Wednesday, August 15, 2007

Decimation

I was reading something the other day - it doesn't matter what, because this error is quite widespread - where the author said that a group of people had been "decimated" when he really meant "annihilated."

Decimation has a terrible reputation. "They were decimated! Oh, how horrible!" But it really means nothing more than the loss of one thing in ten. Think, folks! Think about that "deci" business! If you have ten trees in your front yard and you cut down one, you've decimated your front yard. The word actually comes from a disciplinary technique used in the Roman army, where every tenth man in a military unit would be executed if the unit had dishonored itself in certain specific ways.

Not that I want any group of people I'm in to suffer decimation, by any means, nor am I arguing that we should he happy with decimation because it only represents a 10% casualty rate.

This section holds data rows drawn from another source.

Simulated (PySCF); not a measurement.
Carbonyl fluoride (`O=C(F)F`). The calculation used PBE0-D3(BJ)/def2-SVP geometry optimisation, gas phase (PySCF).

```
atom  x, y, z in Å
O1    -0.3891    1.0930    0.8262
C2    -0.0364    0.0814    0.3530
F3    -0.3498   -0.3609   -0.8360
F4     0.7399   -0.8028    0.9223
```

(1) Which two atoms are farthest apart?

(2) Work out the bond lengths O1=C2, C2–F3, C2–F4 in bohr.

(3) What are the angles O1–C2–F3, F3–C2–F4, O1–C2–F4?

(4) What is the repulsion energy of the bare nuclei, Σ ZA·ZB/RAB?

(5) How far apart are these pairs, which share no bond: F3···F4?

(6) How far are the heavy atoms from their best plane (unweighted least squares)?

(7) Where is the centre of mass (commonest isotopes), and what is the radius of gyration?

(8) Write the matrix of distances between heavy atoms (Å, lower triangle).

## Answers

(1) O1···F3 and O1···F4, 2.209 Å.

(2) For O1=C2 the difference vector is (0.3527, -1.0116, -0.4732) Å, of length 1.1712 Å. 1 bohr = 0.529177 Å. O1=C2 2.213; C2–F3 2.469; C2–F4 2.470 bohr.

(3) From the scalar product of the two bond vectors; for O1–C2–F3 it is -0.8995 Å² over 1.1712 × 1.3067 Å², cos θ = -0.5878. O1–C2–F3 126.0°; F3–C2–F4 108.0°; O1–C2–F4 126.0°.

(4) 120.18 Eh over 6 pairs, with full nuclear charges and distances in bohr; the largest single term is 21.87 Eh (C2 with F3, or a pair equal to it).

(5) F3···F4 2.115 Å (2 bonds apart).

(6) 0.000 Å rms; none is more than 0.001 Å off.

But I do wish people would stop saying "decimation" when they mean something else. It's like going into a restaurant and asking for "tire tread" when you really want "spaghetti".

2 comments:

Jean said...

umm... since I was embarrassed because I have used the word "decimate" in the manner you have described, I looked it up. As with most words, the meaning changed over time. Time in this case being about 400 years.

dec-i-mate
verb (used with object), -mat·ed, -mat·ing. 1. to destroy a great number or proportion of: The population was decimated by a plague.
2. to select by lot and kill every tenth person of.
3. Obsolete. to take a tenth of or from.

[Origin: 1590–1600; < L decimātus, ptp. of decimāre to punish every tenth man chosen by lot, v. deriv. of decimus tenth, deriv. of decem ten; see ate1]

—Related forms
dec·i·ma·tion, noun
dec·i·ma·tor, noun


—Usage note The earliest English sense of decimate is “to select by lot and execute every tenth soldier of (a unit).” The extended sense “destroy a great number or proportion of” developed in the 19th century: Cholera decimated the urban population. Because the etymological sense of one-tenth remains to some extent, decimate is not ordinarily used with exact fractions or percentages: Drought has destroyed (not decimated) nearly 80 percent of the cattle.
Dictionary.com Unabridged (v 1.1)
Based on the Random House Unabridged Dictionary, © Random House, Inc. 2006.

William said...

I hew to the Roman meaning out of a misplaced sense of amazement at what the Romans managed to do without cars, email, toaster ovens, or infotainment.